Skip to content

Scalable On-Hardware QNN training (parallelised parameter-shift rule)

Implements the parallelised parameter-shift rule, a hardware-efficient gradient estimator for training quantum neural networks built from commuting-block (Butterfly) layers.

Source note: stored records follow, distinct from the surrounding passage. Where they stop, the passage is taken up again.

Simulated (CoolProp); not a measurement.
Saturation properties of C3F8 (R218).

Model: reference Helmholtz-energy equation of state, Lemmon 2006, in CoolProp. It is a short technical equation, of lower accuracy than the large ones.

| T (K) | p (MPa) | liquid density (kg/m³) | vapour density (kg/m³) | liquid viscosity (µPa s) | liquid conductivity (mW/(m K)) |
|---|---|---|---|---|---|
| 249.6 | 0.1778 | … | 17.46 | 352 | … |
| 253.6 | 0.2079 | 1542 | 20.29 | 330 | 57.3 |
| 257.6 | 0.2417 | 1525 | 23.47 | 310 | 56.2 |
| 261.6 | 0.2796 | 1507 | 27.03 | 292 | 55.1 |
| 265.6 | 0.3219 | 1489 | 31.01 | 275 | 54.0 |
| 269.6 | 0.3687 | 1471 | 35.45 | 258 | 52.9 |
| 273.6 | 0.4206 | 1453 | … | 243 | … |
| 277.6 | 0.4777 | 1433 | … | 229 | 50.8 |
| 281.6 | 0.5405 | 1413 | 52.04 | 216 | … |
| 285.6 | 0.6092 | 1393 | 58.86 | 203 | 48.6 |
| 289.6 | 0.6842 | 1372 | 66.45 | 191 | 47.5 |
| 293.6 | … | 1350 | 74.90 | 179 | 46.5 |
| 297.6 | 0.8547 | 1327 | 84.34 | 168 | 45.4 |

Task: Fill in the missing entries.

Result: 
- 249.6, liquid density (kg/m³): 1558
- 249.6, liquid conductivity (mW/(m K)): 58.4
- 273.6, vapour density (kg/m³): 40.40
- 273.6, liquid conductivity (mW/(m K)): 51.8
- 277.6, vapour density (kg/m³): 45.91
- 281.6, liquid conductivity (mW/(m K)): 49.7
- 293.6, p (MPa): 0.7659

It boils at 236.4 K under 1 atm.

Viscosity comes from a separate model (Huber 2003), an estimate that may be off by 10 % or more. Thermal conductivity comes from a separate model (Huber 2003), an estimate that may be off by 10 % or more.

Training a parametrised quantum circuit requires the gradient of the loss with respect to each gate angle, which on hardware is obtained from the parameter-shift rule: evaluating the circuit at shifted parameter values. The naive rule shifts one parameter at a time, so the per-layer cost grows linearly with the number of parameters. The key observation is that within a Butterfly layer the RBS-gate generators \(G_j \propto Y_{j_1}\otimes X_{j_2} - X_{j_1}\otimes Y_{j_2}\) mutually commute, and the global measurement \(Z^{\otimes n}\) commutes with each generator. The corresponding gradient observables \(O_k = [G_k, H]\) are then simultaneously diagonalisable, so every parameter in the layer can be shifted at once and all gradients read out from a constant number of circuit evaluations.

For an RBS gate the four-term shift rule (with shifts \(\pi/4\) and \(\pi/2\)) gives the exact partial derivative; exploiting the commuting structure, all parameters of a layer are shifted simultaneously and the estimate is plugged into a gradient-descent step:

\[ \begin{aligned} \frac{\partial f(\theta)}{\partial \theta_i} &= \left[ f\!\left(\theta + \tfrac{\pi}{4}\right) - f\!\left(\theta - \tfrac{\pi}{4}\right) \right] - \frac{\sqrt{2}-1}{2}\left[ f\!\left(\theta + \tfrac{\pi}{2}\right) - f\!\left(\theta - \tfrac{\pi}{2}\right) \right], \quad \forall i, \\ \theta_{t+1} &= \theta_t - \eta\, \nabla_\theta f(\theta_t). \end{aligned} \]

where \(\theta\) are the gate angles, \(\eta\) is the learning rate, \(f(\theta) = \langle \psi(\theta,x)|\,H\,|\psi(\theta,x)\rangle\) is the measured loss observable, the \(\pm\pi/4\) and \(\pm\pi/2\) terms are circuit evaluations at the simultaneously shifted angles, and individual gradients are recovered by diagonalising the commuting gradient observables \(O_k = [G_k, H]\).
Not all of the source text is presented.